ESMA prohibits binary options and restricts CFDs to protect retail investors

Of relevance to: All firms providing contracts for differences and/or binary options to retail investors
Key date: Applicable from two months, for CFDs, and one month, for binary options, after their publication in the Official Journal of the EU ‘in the coming weeks’

The European Securities and Markets Authority (“ESMA”) has announced temporary product intervention measures restricting the marketing, distribution or sale of contracts for differences (“CFDs”) to retail investors in the European Union (“EU”) and banning the marketing, distribution or sale of binary options to retail investors in the EU.

ESMA’s product intervention measures will be applied to the provision of CFDs including rolling spot forex and financial spread bets, and binary options to retail investors.  The Financial Conduct Authority supports ESMA’s application of EU-wide temporary product intervention measures and expects to consult on whether to apply these measures on a permanent basis.

This is the first time ESMA has used the new product intervention powers afforded to it under the Markets in Financial Instruments Regulation (“MiFIR”) and follows a Call for Evidence in January 2018 on potential product intervention measures on contracts for differences and binary options to retail investors. It may set the tone for further crackdowns on other leveraged instruments.

CFDs that offer leveraged exposure to price, level or value changes in underlying asset classes and have existed as a speculative short-term investment product provided to a niche client base in some EU jurisdictions for several years.

However, in recent years, concerns have been raised about the widening distribution of CFDs to a mass retail market, despite the products being complex and deemed inappropriate for the large majority of retail investors.

The measures will be published in the Official Journal of the EU in ‘the coming weeks’ and will start to apply, for binary options, one month later and, for CFDs, two months later. Under MiFIR, ESMA can only introduce temporary intervention measures on a three monthly basis. Before the end of the three months, ESMA will consider the need to extend the intervention measures for a further three months.

Binary Options – agreed measure
  • A prohibition on the marketing, distribution or sale of binary options to retail investors.

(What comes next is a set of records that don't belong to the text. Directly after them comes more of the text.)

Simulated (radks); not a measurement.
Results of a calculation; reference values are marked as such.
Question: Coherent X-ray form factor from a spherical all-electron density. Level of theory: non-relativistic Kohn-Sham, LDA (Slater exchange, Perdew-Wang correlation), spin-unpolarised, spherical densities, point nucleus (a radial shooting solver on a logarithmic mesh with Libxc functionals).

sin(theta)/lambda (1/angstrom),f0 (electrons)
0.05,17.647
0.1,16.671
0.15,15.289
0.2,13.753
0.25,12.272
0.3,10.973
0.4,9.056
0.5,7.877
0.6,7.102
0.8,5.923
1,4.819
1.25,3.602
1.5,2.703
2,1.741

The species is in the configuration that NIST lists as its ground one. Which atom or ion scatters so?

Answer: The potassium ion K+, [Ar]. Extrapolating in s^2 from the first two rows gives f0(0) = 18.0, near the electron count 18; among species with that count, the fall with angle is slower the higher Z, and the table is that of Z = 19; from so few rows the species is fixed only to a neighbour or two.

ESMA believes the prohibition is needed to protect investors due to the products’ characteristics, most notably the combination of the promise of high returns and easy-to-trade digital platforms which, in an environment of historical low interest rates, has created an offer that appeals to retail investors.

CFDs – agreed measures
  • A restriction on the marketing, distribution or sale of CFDs to retail investors.

The restrictions announced by ESMA include:

  1. Leverage limits on the opening of a position by a retail investor from 30:1 to 2:1, which vary according to the volatility of the underlying:
    • 30:1 for major currency pairs;
    • 20:1 for non-major currency pairs, gold and major indices;
    • 10:1 for commodities other than gold and non-major equity indices;
    • 5:1 for individual equities and other reference values;
    • 2:1 for cryptocurrencies;
  2. A margin close out rule on a per account basis. This will standardise the percentage of margin (at 50% of minimum initial required margin) at which providers are required to close out one or more of a retail investor’s open CFDs;
  3. Negative balance protection on a per account basis. This will provide an overall guaranteed limit on retail investor losses;
  4. A restriction on the incentives offered to trade CFDs; and
  5. A firm-specific risk warning, including the percentage of losses on a CFD provider’s retail investor accounts, delivered in a standardised way.
Significant Investor Protection Concern

ESMA, along with National Competent Authorities (“NCAs”), has concluded that there exists a significant investor protection concern in relation to CFDs and binary options offered to retail investors due to:

  • their complexity and lack of transparency;
  • the particular features of CFDs – excessive leverage – and binary options – structural expected negative return and embedded conflict of interest between providers and their clients;
  • the disparity between the expected return and the risk of loss; and
  • issues related to their marketing and distribution.

ESMA and these NCAs have identified the marketing, distribution and sale through on-line channels and the associated aggressive marketing techniques used by a number of firms have led to significant investor protection concerns.

NCAs’ analyses on CFD trading across different EU jurisdictions shows that 74-89% of retail accounts typically lose money on their investments, with average losses per client ranging from €1,600 to €29,000. NCAs’ analyses for binary options also found consistent losses on retail investors’ accounts.

ESMA’s Chair, Steven Maijoor, says that the new measures on CFDs will ensure that investors cannot lose more money than they put in.

ESMA also concludes that the inherent complexity of the products and, in the case of CFDs, their excessive leverage, has resulted in significant losses for retail investors.


All relevant firms should read the details in the Additional Information as some of the measures have quite onerous implications.

For example, the standardised risk warning and basis for calculation and publication of percentage of retail CFD accounts that lost money over the last 12 months is relatively simple to calculate for established firms.

Those firms without a 12-month track record or no activity on accounts during a 12-month calculation period will have to publish the 74-89% range of losses found by the NCAs in their analysis.

This could impact a firm that has not yet launched as the ‘generic’ percentage will probably be higher than that of already regulated firms with ‘live’ data, causing a client to believe they would be worse off with the new firm.